For more detail about WINEDEBUG options, please see the wine manpage.
Old Versions
============
If you want to install a previous version of Wine, you should be able to fetch
prior Debian versions from:
http://snapshot.debian.org/package/wine
http://snapshot.debian.org/package/wine-development
You can also use debsnap from the devscripts package, for example:
$ debsnap -v -d . wine 1.6.1-1
$ debsnap -v -d . wine-development 1.7.24-3
debsnap fetches source packages by default, which you will then need to build
(see debuild). debsnap also lets you fetch the binary packages with the
"-a <architecture>" option and then specifying each of the binary packages.
Alternative current versions
============================
You can choose between two sets of Wine packages: wine and wine-development.
wine tracks the stable releases from winehq.org (e.g. version 1.8.3), and
wine-development the development releases (e.g. version 1.9.24).

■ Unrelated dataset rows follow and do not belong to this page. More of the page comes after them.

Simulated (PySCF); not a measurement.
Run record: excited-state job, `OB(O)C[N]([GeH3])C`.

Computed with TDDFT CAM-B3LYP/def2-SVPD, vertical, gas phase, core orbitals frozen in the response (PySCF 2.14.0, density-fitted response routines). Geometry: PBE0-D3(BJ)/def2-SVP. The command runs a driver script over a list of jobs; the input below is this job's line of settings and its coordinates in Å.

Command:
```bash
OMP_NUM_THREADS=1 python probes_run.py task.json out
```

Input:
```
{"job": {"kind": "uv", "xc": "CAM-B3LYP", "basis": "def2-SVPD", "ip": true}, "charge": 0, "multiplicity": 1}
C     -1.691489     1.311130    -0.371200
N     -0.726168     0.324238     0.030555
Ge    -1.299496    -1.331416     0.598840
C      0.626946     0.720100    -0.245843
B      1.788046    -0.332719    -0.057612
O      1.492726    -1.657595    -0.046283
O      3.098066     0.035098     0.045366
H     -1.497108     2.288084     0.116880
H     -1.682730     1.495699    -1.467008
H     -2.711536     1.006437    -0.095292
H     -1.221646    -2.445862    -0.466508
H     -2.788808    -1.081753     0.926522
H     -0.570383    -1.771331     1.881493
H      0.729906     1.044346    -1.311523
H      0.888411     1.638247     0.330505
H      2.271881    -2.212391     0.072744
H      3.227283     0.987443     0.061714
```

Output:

wine and wine-development use the Debian alternatives system to provide
/usr/bin/wine and other commands. If both packages are installed it defaults
to use the commands provided by wine. You may change this by running:
$ sudo update-alternatives --quiet --config wine
You may force a version at any time (as long as the wineserver isn't running
yet), by using the suffixed command names, e.g.:
$ wine-stable foo.exe
$ wine-development foo.exe
$ winecfg-stable
$ winecfg-development
$ winegcc-stable ...
$ winegcc-development ...
Configuration
=============
Usually everything is automatically configured, but for fine-tuning a good tool
is winecfg.
If you need to set up Wine manually, without winecfg, you can force the
creation of a ~/.wine directory by running:
$ wineboot
If something goes horribly wrong, you can always completely wipe your Wine
setup with "rm -rf ~/.wine". This will destroy everything you've installed,
including configuration and data files, so if you have anything important,
please back it up first. You can then start fresh.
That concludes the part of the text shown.